Prayer in school has always struck me as being hypocritical. When I was in fourth grade (in Dallas, Texas, the same year as the Roe v. Wade decision), my teacher, Mrs. Katie Brittain, led the class in compulsory prayer and Bible readings, even though the Supreme Court had outlawed them when I was still in diapers. I was a Christian, and the prayers were Christian, but they weren't quite the same "flavor" of Christian. I was very uncomfortable with being compelled to say a prayer that was not in accord with my family's religious beliefs — and that's before we talk about the Jewish kids in the class. The final word on Jesus' position, though, should be clear from Matthew 6:5–6. Jesus comes down emphatically opposed to school prayer.

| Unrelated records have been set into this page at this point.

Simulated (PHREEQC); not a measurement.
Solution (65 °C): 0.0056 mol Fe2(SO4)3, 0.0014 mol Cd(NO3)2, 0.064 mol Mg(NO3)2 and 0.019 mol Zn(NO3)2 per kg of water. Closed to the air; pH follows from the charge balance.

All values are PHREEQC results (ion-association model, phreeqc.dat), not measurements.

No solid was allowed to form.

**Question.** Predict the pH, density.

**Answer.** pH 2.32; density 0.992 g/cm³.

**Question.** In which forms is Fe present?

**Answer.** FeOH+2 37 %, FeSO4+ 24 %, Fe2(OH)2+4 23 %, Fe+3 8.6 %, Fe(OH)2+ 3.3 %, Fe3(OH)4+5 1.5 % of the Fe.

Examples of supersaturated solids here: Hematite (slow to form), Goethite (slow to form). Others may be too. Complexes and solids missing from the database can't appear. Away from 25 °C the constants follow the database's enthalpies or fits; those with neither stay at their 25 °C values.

As for the festival of December 25th, it started as a celebration of the winter solstice, the Saturnalia, and Mithra, the Persian god of light. Some time around the 4th century, Christians hijacked the holiday and slapped a meager veneer of Christian symbolism over it. Most of the trappings — Christmas tree, Christmas ham, deck the holly, and under the mistletoe — had their origins in the pagan celebrations of the solstice, known by the familiar name of Yule. Thus, I think it's clear to say that Jesus would want his name removed from a pagan holiday that has very little to do with his ministry.

Any more questions you want me to answer on Jesus' behalf?